Let’s face it. Boundaries would be easy and breezy if it weren’t for well, what can happen next. After we say no to someone, disappoint or maybe even anger them, or let go of a situation that is not healthy, there can be fallout. There can be big upheavals and little losses that can keep us from setting that limit in the first place, whether we are conscious of this or not.
Being able to set the boundaries, speak up for what you need but THEN to be able to let go of what happens from there requires confidence, and I think to trust that this is the better, healthier thing to do. Unfortunately, many people who end up needing to set limits with others often draw unhealthy people to them, so past attempts to speak their truth have not gone well. The other doesn’t understand the concept of loving limits and often mistakes it for control. Therefore, the reaction can be anywhere from ignoring or minimizing the request to a full-blown tantrum.
That is why detaching from the outcome is so crucial for you to be able to follow through on standing firm. If you hold onto the fear of their reaction, and what they might do in the near future in response to your boundary, then it is said you might want to go back to the drawing board and get firm about why you are setting this limit, and what are the costs if you don’t? Get clear, get reminders (early and often) from healthy support to keep you focused on the why instead of the what if and work through the feelings of fear, disappointment and sadness around possible outcomes.
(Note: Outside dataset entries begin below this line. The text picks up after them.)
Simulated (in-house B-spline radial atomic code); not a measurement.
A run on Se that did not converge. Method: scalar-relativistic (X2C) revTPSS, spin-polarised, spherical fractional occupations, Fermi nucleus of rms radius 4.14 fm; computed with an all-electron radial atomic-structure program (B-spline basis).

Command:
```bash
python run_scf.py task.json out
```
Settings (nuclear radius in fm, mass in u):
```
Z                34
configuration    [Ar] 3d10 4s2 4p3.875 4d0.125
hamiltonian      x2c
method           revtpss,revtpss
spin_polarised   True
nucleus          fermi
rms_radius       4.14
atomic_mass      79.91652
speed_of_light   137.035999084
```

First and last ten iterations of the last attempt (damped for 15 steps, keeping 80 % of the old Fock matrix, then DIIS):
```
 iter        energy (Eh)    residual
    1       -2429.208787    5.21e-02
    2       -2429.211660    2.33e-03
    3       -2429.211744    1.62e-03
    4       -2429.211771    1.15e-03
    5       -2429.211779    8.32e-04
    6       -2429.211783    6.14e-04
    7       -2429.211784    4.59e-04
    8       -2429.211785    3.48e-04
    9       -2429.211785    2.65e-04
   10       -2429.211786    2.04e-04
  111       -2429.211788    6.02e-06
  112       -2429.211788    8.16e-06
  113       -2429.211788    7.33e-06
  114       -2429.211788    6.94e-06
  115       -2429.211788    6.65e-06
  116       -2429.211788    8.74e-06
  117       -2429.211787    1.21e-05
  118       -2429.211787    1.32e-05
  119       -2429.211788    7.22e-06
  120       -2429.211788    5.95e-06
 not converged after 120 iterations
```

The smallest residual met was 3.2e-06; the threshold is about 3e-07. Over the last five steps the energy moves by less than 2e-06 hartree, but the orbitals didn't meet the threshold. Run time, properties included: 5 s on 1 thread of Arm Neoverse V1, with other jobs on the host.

I believe that this emotional pre-work is so necessary and where the bulk of the effort is. Practicing letting the chips fall, letting others be disappointed and perhaps even upset with you takes courage. Risking the unknown is crucial if we want to advocate for what we need, and to be a healthy, separate person. Know that by moving through this process you are also normalizing it for your brain that yes! you do healthier things today, that THIS is what it’s supposed to be like, and your life will be the better for it. Also know that of course, the more you do the more it becomes a part of who you are. So is it always easy breezy? Nah. Is it vital for your well being and your self-confidence?